Japan was opened up to trade when Commodore Matthew C. Perry sailed into Uraga Harbor near Edo on July 8, 1853, and (under the threat of force) Japan signed the Convention of Kanagawa in 1854.
The first contact between the U.S. and Korea was not hostile; several Americans who were shipwrecked in Korea in 1855 and 1866 were treated well and sent to China for repatriation back to their own countries.
Determined to open Korea for trade, the USS General Sherman entered Korean waters with goods purchased from Tientsin. They departed Chefoo on August 9, 1866, and arrived on the coast of Korea on August 16, 1866.
Upon arriving, the crew of General Sherman attempted to meet with Korean officials to begin negotiations for a trade treaty. The steamer reportedly carried a cargo of cotton, tin, and glass, and was heavily armed. Only five of the crew and passengers were non-Asian, with the rest of the crew consisting of thirteen Chinese and three Malay sailors. A Chinese shroff (money-changer) was also aboard.
General Sherman, assisted by Chinese junks, entered the Taedong River on Korea's west coast, sailing towards Pyongyang. The ship stopped at the Keupsa Gate on the border between Pyongan and Hwanghae provinces. Yu Wautai, the captain of one of the Chinese junks, had 20 years of experience trading with Koreans.

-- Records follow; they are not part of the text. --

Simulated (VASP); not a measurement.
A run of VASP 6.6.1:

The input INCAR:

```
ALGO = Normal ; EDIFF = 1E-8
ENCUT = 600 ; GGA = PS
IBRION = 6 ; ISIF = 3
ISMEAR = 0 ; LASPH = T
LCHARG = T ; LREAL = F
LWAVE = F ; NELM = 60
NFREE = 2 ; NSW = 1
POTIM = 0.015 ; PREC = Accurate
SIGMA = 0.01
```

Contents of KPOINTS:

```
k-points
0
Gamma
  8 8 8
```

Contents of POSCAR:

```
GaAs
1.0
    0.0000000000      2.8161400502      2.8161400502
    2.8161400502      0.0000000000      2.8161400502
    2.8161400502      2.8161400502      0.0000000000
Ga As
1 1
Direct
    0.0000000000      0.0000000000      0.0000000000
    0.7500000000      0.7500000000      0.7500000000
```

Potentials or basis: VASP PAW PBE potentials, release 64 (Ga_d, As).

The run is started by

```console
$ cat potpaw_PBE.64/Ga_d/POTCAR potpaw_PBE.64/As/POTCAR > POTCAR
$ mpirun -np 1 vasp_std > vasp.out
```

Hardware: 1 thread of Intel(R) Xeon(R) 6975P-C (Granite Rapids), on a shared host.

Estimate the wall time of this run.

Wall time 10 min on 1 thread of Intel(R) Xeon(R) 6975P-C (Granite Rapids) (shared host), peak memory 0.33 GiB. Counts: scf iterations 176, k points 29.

Local officials met Captain Page of General Sherman and communicated well enough to learn the ship was interested in trade. The Koreans refused all trade offers but agreed to provide the crew with food and provisions. Page was told to wait at the gate while higher level government officials were consulted; however, General Sherman continued further upriver and anchored west of Pyongyang. Due to the previous month's rains and the tides, the depth of the Taedong River was unusually high allowing the steamer to reach Pyongyang.
Park Gyu-su (the governor of Pyongyang) sent his adjutant general, Yi Hyon-Ik, to provide the crew with food, but told the captain he should have stayed at the Keupsa Gate. He was again ordered to wait while the Korean ruler was consulted. At the time Korea was ruled by a regent, the Heungseon Daewongun, in the name of his minor son Gojong.
Father Ridel, a French priest who later that year guided the French invasion party into Korea, told the westerners in China that the regent Daewongun had sent orders that General Sherman must leave immediately or all aboard would be killed.
The events that followed have been disputed.
According to Governor Park's report, another government official, Shin Tae-jung, tried to persuade the crew to release Yi Hyon-ik and his men but failed. Instead, General Sherman moved further upstream, firing its guns into the crowd, killing seven and wounding five before eventually anchoring at Hwang-gang-jung (House of Yellow River).[obsolete source]
Five men then launched a second boat and navigated north of Pyongyang to determine the river's depth. The citizens of Pyongyang gathered on the riverbank, shouting for the release of Yi Hyon-ik. A man in the boat (probably Robert J. Thomas, the only one who spoke Korean) replied they would answer if they were allowed inside Pyongyang city.[obsolete source] The crowd responded by throwing stones at the small boat.[obsolete source] Korean soldiers shot arrows and guns at the launch, which retreated back to the ship.
The Koreans sent a rescue party and managed to free Yi, but his deputies (Yoo Soon-won and Park Chi-young) were killed.[obsolete source] General Sherman eventually turned back and sailed downstream until she ran aground into Yang-Gak, an island across from Pyongyang.
The fighting continued for four days, after which the Koreans resorted to fire boats, filled with wood, sulphur and saltpeter. The first two failed to inflict any damage, but the third set General Sherman ablaze. Unable to extinguish the flames, the crew jumped into the water.[obsolete source] According to the Korean Official historical record, Gojong sillok,[obsolete source] there were two survivors from the initial attack, Robert Thomas and Cho Neung-bong; however, they were beaten to death.[obsolete source]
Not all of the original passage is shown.